Let
us hope that Indian Prime Minister Narendra Modi’s speech to the Nepalese
Parliament on August 3, 2014 will be a game changer in the existing relationship
between Nepal and India. Stepping aside
from the political implications, I want to focus on the promise he made to
provide Nepal with a concessionary loan equivalent to almost one US billion dollars
which he urged be used towards investment primarily in infrastructure
projects. We can look at this as part of
his support on the “HIT” (Highways, Infraways and Transways) initiative with
respect to Nepal. I am glad that India has explicitly agreed to provide this
despite the fact that it could use the funds herself to build her own
infrastructure. What it boils down to is
that essentially India is using its own “line of credit” with other countries
to give us this line of credit. It would
therefore be stupid of us not to use it or misuse it and there is no guarantee
that both could not happen.
What
I propose is that we take this opportunity that India has given us to multiply
the effect of the line of credit (LOC) to create a larger fund targeted towards
major “pipeline’ type infrastructure projects.

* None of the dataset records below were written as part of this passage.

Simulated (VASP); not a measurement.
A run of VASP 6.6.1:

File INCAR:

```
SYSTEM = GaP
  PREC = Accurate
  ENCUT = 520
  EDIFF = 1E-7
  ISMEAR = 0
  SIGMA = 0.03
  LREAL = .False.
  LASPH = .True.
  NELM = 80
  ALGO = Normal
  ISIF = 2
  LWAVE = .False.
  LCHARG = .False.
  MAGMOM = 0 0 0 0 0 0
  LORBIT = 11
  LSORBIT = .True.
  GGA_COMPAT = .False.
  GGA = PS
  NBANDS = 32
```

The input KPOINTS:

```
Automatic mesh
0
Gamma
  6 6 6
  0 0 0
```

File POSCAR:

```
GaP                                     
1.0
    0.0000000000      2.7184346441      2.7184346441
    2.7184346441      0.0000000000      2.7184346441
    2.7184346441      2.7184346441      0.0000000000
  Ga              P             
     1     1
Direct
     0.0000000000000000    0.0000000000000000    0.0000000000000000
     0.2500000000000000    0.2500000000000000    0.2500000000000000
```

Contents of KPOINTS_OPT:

So how do we go about doing this? Let us start by creating a legal
entity which we shall call Nepal Infrastructure Fund I. This legal entity would
be registered in a location where potential investors feel comfortable
with. This legal entity would then issue
three types of securities (a) equity, (b) mezzanine debt, and (c) senior
debt. Government of Nepal would be the sole owner of
the equity which will be financed by the concessional line of credit provided
by India. The mezzanine debt would be
sold to multilateral agencies and senior debt to international investors targeting
primarily insurance and pension funds who have the capacity to invest in
long-term debt. The senior debt could be
made more attractive by having it structured such that it is rated AAA by one
of the global rating agencies. If we
assume that equity will be 25%, mezzanine debt another 25% and senior debt the
remaining 50% of the structure, we will have taken the USD 1 billion line of
credit and leveraged it into a USD 4 billion dollar fund. Nepal then could use the fund to finance major
pipeline projects such as an east west 4 lane expressway with link to
Kathmandu, an east-west double track railway with link to Kathmandu and one or
two major hydro power projects. The
investments from the fund should go entirely to cash generating infrastructure
projects and not wasted in pork and barrel development projects.
Nepal
could seek the help of IFC, ADB or one of the global investment banks to structure such a fund
so she can get a bigger bang for each buck of the promised LOC from India. This fund could then serve as a model for
future funds for investment in Nepal's infrastructure space. Despite the hype given to private sector
participation, no matter which country
you turn to, large infrastructure projects are owned and constructed (with private sector participation) by the
government primarily because it is the most effective borrower, gets the most
economic benefit from their development, and has the least required rate of
return. I sincerely hope our government
has the vision and the will to make the best and most effective use of the financing
facility that India has decided to grant us.
It would be a dereliction of duty to the Nepalese people not to do so.